If however, you live in England, and you have what you believe is a wedding, but that wedding was not conducted in accordance with what England requires for it to be a valid marriage, or if the wedding was conducted in a place which is not recognised as being one that can carry out valid marriages in England, or if the ceremony was conducted by an unauthorised official, then your ‘marriage’ will not be recognised as a valid one in England.

Parties must comply with the Marriage Act 1949 otherwise the marriage may be void.

What are the steps to be taken for a valid marriage in England and Wales?

The government has a useful website which sets out the requirements for marriages and Civil Partnerships in the UK.
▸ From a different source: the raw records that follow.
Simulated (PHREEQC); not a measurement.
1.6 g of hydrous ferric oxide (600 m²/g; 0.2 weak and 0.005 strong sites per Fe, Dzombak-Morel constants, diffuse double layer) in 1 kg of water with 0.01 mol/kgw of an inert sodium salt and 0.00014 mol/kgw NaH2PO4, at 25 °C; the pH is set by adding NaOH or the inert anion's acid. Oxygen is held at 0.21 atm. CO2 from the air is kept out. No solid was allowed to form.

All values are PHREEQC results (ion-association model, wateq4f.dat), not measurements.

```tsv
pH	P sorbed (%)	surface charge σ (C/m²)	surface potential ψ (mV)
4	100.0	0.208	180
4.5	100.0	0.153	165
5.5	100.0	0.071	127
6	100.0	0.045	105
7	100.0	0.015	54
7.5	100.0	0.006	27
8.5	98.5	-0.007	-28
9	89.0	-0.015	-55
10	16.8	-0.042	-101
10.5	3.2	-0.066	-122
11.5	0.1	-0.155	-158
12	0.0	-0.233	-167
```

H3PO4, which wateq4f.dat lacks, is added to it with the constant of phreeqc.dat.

Unless you are getting married in an Anglican Church and are both British Citizens or from the EEA (Economic European Area), or Switzerland, you need to give notice to your local register office (usually at least 28 days before the wedding) of your intention/wish to marry. If you wish to marry in an Anglican Church, you need to give notice of your wish/intention to marry to your local Anglican Church. The authorised person officiating the ceremony in the Anglican Church will register the marriage and issue the marriage certificate. Do check whether your local Anglican Church is willing and able to conduct the marriage ceremony for you. Do not assume that the Church you would like your marriage to be conducted in, will automatically agree to do so.                                                                                                           

Notice of your intention to marry will be published. Once you give notice of your intention to marry, the wedding should usually take place within 28 days either in a Civil Ceremony in the Registry Office or other place authorised to conduct a civil marriage ceremony, or a religious ceremony at a church, or other registered religious building registered to conduct religious marriage ceremonies.                                                                                                        

Before attending to give your ‘notice’ of intention/wish to marry at your local register office or Anglican Church that has agreed to conduct the ceremony, check what documents and information is required by them. Usually, they will need to see evidence of who you are and where you live so do provide proof of your name, age place of residence and nationality. Check if photo ID is required.

  1. Both parties intending to marry should be of a legal age to marry, which is 16 in England with parental consent and 18 without parental consent; 
  2. The marriage must be of your own free will, so neither party intending to marry should feel forced or under any pressure to marry;
  3. You should be free to marry, ie not have any other lawful impediments to marry; so you should be single, divorced or widowed. If you are a widower take the death certificate of your previous spouse. If you are divorced, you must be able to show the decree absolute document. If you cannot locate this, a further copy can be obtained from the court that issued it or if you do not know the court you can make an application to the Central Family Court in London. A fee will be payable for a further copy of the decree absolute. If you do not have the decree absolute, and require it urgently, you should seek independent legal advice as to whether an application can be made to expedite the decree absolute being issued. Judges can make an order that decree absolute be expedited, but you must have a good reason why you are seeking this, as judges will not automatically grant this;                                                                                     
  4. You and your partner must not be closely related or related in a way prohibited by the Marriage Act 1949;   
  5.  You must exchange some form of formal wording when you marry known as ‘vows’ and the wedding ceremony must be conducted in front of two witnesses who understand what they are witnessing and have the metal capacity to understand;
  6. You, your spouse and the two witnesses will sign the register and there is a fee payable for the wedding ceremony and also the marriage certificate.

The Home Office has an approved list of approved premises registered to conduct civil marriages and civil partnerships: 

Before the wedding preparations and applying for a wedding date, do check with an Immigration lawyer if a visa will be required and how long it will take to get a visa if either of you is not a British citizen or you wish relatives from abroad to attend.

It is important to establish the validity of any proposed wedding ceremony and whether it will be recognised in the country you intend to live in as a married couple. 

The law applicable in this  article is that in England and Wales. While every effort has been made to ensure the accuracy of the information in this article, it does not constitute legal advice and cannot be relied upon as such. The writer does not accept any responsibility for liabilities arising as a result of reliance  upon the information given.